Wednesday, April 1, 2015

Here's Why I'm Dying To Invest In North Korea

In 2007, my wife Paige and I received permission to visit North Korea. I wanted to go there because I sensed that changes were coming.

Now I am not a tour group kind of person. I like to make my own way and create my own itinerary, to decide where to go and what to eat. That is not an option in North Korea, where we had government minders every minute we were there. Walking down the main thoroughfare in Pyongyang, I saw a barbershop, and because I needed a haircut, I ducked inside, where an old man sitting on a stool stood up in shock when I started pantomiming the use of scissors with my hands. I was summarily pulled outside by one of our minders. A haircut, he assured me, was not on the agenda.

By 2007, I think, only something like three hundred Americans had been to North Korea since before the Second World War — there was some strange statistic like that. Virtually no Americans had been allowed to go there since General Douglas MacArthur's troops went across in the early 1950s.

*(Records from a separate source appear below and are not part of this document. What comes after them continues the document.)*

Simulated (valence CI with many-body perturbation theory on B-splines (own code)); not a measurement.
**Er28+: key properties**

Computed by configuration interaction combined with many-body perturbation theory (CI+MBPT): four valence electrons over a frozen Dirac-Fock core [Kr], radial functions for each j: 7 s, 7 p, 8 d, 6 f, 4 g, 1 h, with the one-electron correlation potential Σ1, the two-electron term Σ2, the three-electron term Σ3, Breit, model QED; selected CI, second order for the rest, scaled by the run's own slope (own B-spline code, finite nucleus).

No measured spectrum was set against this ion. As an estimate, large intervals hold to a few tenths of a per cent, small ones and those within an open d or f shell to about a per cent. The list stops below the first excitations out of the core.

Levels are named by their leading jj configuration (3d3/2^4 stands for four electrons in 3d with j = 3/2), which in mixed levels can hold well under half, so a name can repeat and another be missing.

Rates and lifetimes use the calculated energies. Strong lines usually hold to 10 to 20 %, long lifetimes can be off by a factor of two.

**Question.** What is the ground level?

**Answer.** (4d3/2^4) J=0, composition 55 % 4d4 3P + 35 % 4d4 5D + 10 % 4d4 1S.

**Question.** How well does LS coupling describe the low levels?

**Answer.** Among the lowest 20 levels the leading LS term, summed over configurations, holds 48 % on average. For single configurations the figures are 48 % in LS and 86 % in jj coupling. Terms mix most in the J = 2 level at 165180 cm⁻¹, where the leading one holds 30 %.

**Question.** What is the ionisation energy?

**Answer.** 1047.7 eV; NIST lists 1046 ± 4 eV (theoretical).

It was clear to me that the North Koreans knew that their country needed changing. And it was not hard to understand why. All the North Korean generals, as young officers, thirty years ago, were sent to places like Beijing, Moscow, and Shanghai. Today they go as generals and see the changes that have taken place, and when they return to Pyongyang they say to themselves: Look at what is going on in those places, and now take a look at where we live — nothing has happened here, this place is still a disaster.

The country's supreme leader, Kim Jong-un, was educated at a private school in Switzerland. It is very unlikely that a guy who is thirty years old and spent his formative years in Europe is going to come back and say, "Boy, I really like this, with no bars, no entertainment, no cars, no nothing."

These men have been exposed to the outside world, and they know what is going on there. And in my view that is why North Korea is about to open up. And when it does, it will be a formidable player on the world stage. The Chinese are already pouring in. Up in the northwest, they are building new bridges connecting the two countries. There are new trade zones up there. So change is happening.